Today is the Dr. King holiday, and what’s odd is that the news out today is that “scholars” are saying that his legacy is being oversimplified.

Supposedly, the message these scholars are putting out is that most people have one memory of who Dr. King is, that being the “I Have A Dream” speech in 1963 at the Washington Monument. These scholars are saying that he was so much more, but most people have no clue because the speech is the only thing most people talk about.

Truthfully, that’s the way it’s always been about black history. For instance, when I went to school, the only thing I learned in school about black people was that they’d been slaves, and there was one guy named George Washington Carver who did something with the peanut; what, no one ever said, other than peanut butter. Lucky for me, I got interested in black history when I was 11 years old after reading a book on Frederick Douglass, and I couldn’t get enough of it. Even with that, I couldn’t control my fury during the week that Roots was on TV, when most people, for the first time ever, got some sense of just how brutal the concept of slavery could be.

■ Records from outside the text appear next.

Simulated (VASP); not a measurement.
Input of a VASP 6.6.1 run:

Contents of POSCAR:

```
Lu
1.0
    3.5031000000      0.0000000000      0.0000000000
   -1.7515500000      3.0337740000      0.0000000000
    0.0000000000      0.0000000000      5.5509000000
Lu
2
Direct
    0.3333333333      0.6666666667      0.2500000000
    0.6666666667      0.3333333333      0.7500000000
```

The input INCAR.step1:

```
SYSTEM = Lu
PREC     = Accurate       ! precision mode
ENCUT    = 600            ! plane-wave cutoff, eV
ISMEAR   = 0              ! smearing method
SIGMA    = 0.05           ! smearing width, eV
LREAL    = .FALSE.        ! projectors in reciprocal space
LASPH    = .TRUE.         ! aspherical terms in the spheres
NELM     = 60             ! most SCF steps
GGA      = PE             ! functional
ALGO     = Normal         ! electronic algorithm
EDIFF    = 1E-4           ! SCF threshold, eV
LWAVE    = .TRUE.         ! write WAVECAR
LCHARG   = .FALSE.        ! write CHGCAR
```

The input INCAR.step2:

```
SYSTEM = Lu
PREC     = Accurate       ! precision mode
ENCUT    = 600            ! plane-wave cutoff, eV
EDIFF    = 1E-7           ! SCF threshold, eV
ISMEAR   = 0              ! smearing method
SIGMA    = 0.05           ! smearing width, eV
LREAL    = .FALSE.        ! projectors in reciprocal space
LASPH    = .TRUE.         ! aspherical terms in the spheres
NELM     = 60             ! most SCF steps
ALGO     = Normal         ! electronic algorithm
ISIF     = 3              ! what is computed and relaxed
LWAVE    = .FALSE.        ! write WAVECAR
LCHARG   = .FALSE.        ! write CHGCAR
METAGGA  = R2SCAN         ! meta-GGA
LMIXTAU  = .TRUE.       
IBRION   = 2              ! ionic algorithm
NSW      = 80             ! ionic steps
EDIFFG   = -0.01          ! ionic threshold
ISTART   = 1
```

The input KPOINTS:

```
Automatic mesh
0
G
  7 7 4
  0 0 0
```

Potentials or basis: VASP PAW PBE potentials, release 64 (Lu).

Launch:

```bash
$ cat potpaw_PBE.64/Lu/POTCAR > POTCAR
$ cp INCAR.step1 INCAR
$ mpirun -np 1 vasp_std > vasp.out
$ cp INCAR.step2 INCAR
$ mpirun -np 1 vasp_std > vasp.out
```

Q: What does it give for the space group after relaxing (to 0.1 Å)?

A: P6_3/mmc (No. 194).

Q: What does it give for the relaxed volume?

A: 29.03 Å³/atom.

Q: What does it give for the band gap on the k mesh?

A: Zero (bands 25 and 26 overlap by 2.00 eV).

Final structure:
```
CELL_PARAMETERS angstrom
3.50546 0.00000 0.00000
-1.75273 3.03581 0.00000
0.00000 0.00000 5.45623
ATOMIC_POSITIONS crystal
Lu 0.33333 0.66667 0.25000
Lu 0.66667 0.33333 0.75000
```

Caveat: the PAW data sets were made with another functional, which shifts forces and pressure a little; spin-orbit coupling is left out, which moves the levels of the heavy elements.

So, what was Dr. King’s real legacy? Based on what I see these days, I’m not really sure. I know he was against war, against racism, against poverty, and for education and women’s rights. He fought for the right of minorities to vote, and now most minorities couldn’t be bothered. He fought for the rights of equal access and now, in many places self segregation is more ingraied than ever. He fought for equal education and,… well, I need not go on. Frankly, it seems that Boondocks got it right; not sure how many of you will get that reference.

And yet, I think the King holiday is more than what these scholars feel it might be. Sure, maybe many people are one topic historians. Still, every year, the celebrations and acknowledgments make people think, even if it’s only for that one day. And, one thing Dr. King knew well was the concept of baby steps for long term progress.